|Caramelised Shallot & Chestnut Tarte Tatin|
Old recipes need to be revisited. Viewed afresh. Updated. There are new ideas and techniques. Ways to improve. Ingredients which have become more readily available. Others which are outdated or have fallen out of favour.
So this is my updated Caramelised Shallot & Chestnut Tarte Tatin. The perfect vegetarian and vegan centrepiece for Christmas dinner. I first wrote a version of this recipe back in 2009, having made it for Christmas dinner a few years earlier. My Uncle John was visiting from Ireland for Christmas, an event in itself, which always involves much silliness, standing on chairs singing nursery rhymes and a vegan alternative to turkey for us all to share.

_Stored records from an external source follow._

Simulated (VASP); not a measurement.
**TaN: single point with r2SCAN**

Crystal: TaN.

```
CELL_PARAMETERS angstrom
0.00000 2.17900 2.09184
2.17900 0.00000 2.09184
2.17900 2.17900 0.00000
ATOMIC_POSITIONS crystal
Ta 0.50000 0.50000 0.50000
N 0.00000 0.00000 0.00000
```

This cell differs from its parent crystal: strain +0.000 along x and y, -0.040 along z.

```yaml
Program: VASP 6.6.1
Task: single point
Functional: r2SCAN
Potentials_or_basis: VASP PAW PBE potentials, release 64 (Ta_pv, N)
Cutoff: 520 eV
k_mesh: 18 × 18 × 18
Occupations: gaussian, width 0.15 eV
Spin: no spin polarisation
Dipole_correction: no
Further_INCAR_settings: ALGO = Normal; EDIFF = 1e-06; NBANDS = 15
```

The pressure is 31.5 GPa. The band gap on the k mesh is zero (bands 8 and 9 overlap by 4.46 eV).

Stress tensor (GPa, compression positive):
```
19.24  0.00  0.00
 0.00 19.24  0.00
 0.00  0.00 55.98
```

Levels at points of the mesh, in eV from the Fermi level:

The original recipe (such as it was, made, eaten and enjoyed, but never written down) was vegan, but the pastry will no doubt have been made using White Flora, a white vegetable fat, which has long since vanished from shop shelves. Its closest dairy-free equivalent, Trex, is made from palm oil. Whilst it may make good pastry, I won't buy it. The same goes for the principal dairy-free ready made puff pastry on the market, Jus-Rol, or indeed anything containing palm oil. Its connection with rainforest deforestation, human rights violations, child labour and animal cruelty (to name but a few) is well documented. I'm with Joanna Blythman, journalist and author of Swallow This, when she says that going into 2017 it is time to abandon palm oil.
So this tarte tatin has a classy new pastry to be proud of. Rich and packed with fresh thyme, it is simple to make and work with. There's no need to be careful and light of finger when mixing the ingredients, and definitely no rubbing fat into flour until it resembles breadcrumbs. When dry ingredients meet wet ingredients, the pastry comes together in a matter of seconds. A vegan-friendly pastry recipe which uses olive oil instead of palm oil.
For the pastry:
225g white spelt flour
1/2 tsp baking powder
1/2 tsp salt
1/2 tsp nutritional yeast (optional)
1 tsp fresh thyme leaves
75ml extra virgin olive oil
For the rest:
2 tbsp olive oil
500g shallots (about 400g peeled weight)
150g cooked, peeled chestnuts
100g chestnut mushrooms
1 tsp fresh thyme leaves
1 tsp muscovado sugar
1 tbsp madeira*
salt and freshly ground black pepper
Begin by making the pastry (this can be done up to 24 hours ahead). Put the flour, baking powder, salt, fresh thyme leaves and nutritional yeast (if using) into a large mixing bowl and whisk together with a balloon whisk. Add the olive oil and 70ml cold water. Using your hands, bring the ingredients together to form a rough ball. Knead lightly for a few seconds until the pastry is smooth.
Flatten the pastry out into a patty, wrap in cling film and chill in the fridge for at least 30 minutes (longer if possible).
Whilst the pastry is chilling, prepare the rest of the ingredients.
Peel the shallots and slice any large ones in half lengthways. Clean the mushrooms by wiping them with a piece of kitchen roll, then trim off the stalks and cut into quarters.
Preheat the oven to 200C (180C fan).
Put a tarte tatin dish dish (20cm diameter) or an oven-safe frying pan of the same size over a medium heat. Add the olive oil, then place the shallots into the dish, cut side down (for those you have sliced in half). Cook for 10 minutes until the shallots are starting brown slightly. Add the chestnuts, mushrooms, thyme leaves and sugar, pushing the chestnuts and mushrooms down gently between the shallots. Cook for another 5 minutes, then add the madeira, season with salt and freshly ground black pepper and cook for 2 to 3 minutes.
Remove the pastry from the cling film and place it on a lightly floured surface. Roll out, turning with each roll, until it is a rough circle measuring about 22cm in diameter. Using a pastry brush, brush a little oil around the inner rim of the tarte tat in dish, then careful lift the pastry over the shallot mixture, tucking it in, and any surplus pastry back on itself, to form a seal.
Bake for 30 minutes, until the pastry is a light golden colour.
Slide a knife around the edge of the pastry to loosen. Put a plate over the dish and then carefully tip the dish with the plate held firmly on top over so that the tarte tatin is sat shallot side up on the plate. Remove the dish. If any shallots decide to stick to the dish instead of the pastry, carefully lift them off the dish with a fish slice or spatula and put them back into position on the pastry.
I like to serve this with roast potatoes, buttered kale or cabbage and vegan gravy.
*not all brands of madeira are vegan-friendly, so if you are making this for someone who is vegan it is worth checking.